From a review by Ahmed Rashid (“Afghanistan: On the Brink” in the New York Review of Books) that also addresses Greg Mortenson (a mountain climber turned philanthropist who became famous with his book “Three cups of tea”) and Ann Jones and her criticism on Robert Kaplan (whose book “Soldiers of God” according to her “sometimes read[s] like fan mail, tinged with a kind of homoerotic glorification of manliness, yet safely homoerotic because these tough, fierce, idealized bearded warriors seemed the very pinnacle of macho masculinity.” – a criticism I can at least partly agree with although not on the grounds of feminism as Rashid claims for Jones) I turned towards another assessment by Barnett Rubin – his pragmatic comments on the targets set by the US and during the Bonn conference, written in 2006 but already addressing many points some pundits pretend to have invented only recently (read the CFR report also as PDF for free).

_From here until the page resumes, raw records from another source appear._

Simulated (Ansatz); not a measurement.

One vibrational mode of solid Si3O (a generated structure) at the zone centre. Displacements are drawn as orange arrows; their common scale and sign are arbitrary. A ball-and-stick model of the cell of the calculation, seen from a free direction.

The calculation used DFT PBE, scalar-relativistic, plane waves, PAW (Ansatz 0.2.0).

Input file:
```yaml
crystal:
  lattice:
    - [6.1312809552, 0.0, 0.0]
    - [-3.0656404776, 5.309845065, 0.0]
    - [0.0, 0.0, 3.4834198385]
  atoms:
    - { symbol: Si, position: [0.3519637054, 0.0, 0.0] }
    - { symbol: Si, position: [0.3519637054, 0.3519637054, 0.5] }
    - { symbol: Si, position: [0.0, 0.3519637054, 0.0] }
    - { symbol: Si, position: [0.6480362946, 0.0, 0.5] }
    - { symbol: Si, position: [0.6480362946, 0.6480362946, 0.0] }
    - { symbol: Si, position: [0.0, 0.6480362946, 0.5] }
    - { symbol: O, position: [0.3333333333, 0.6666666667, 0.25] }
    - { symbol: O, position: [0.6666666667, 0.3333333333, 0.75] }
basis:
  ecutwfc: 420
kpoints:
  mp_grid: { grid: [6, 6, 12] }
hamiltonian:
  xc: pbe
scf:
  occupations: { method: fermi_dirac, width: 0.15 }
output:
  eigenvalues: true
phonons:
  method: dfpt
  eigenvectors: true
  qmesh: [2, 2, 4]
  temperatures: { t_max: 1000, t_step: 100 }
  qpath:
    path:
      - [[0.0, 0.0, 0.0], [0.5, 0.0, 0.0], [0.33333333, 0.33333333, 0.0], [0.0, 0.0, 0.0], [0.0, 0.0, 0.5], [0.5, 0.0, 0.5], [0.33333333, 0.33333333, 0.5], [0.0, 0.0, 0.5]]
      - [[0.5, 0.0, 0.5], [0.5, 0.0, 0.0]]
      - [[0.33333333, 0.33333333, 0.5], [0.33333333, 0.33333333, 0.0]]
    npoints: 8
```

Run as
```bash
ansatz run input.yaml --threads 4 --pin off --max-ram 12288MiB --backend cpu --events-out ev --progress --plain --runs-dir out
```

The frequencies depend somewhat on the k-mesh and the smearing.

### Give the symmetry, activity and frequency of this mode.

A document he refers to extensively is the Afghanistan National Development Strategy by the Afghan government, a document I haven’t read yet (it includes 234 pages) but which has been acclaimed by international experts as outstanding for the standards of developing countries.

The outcome from the conference, including all projected targets is also available at CFR.

Also PBS covered the Bonn conference, albeit without video material as far as I could grasp.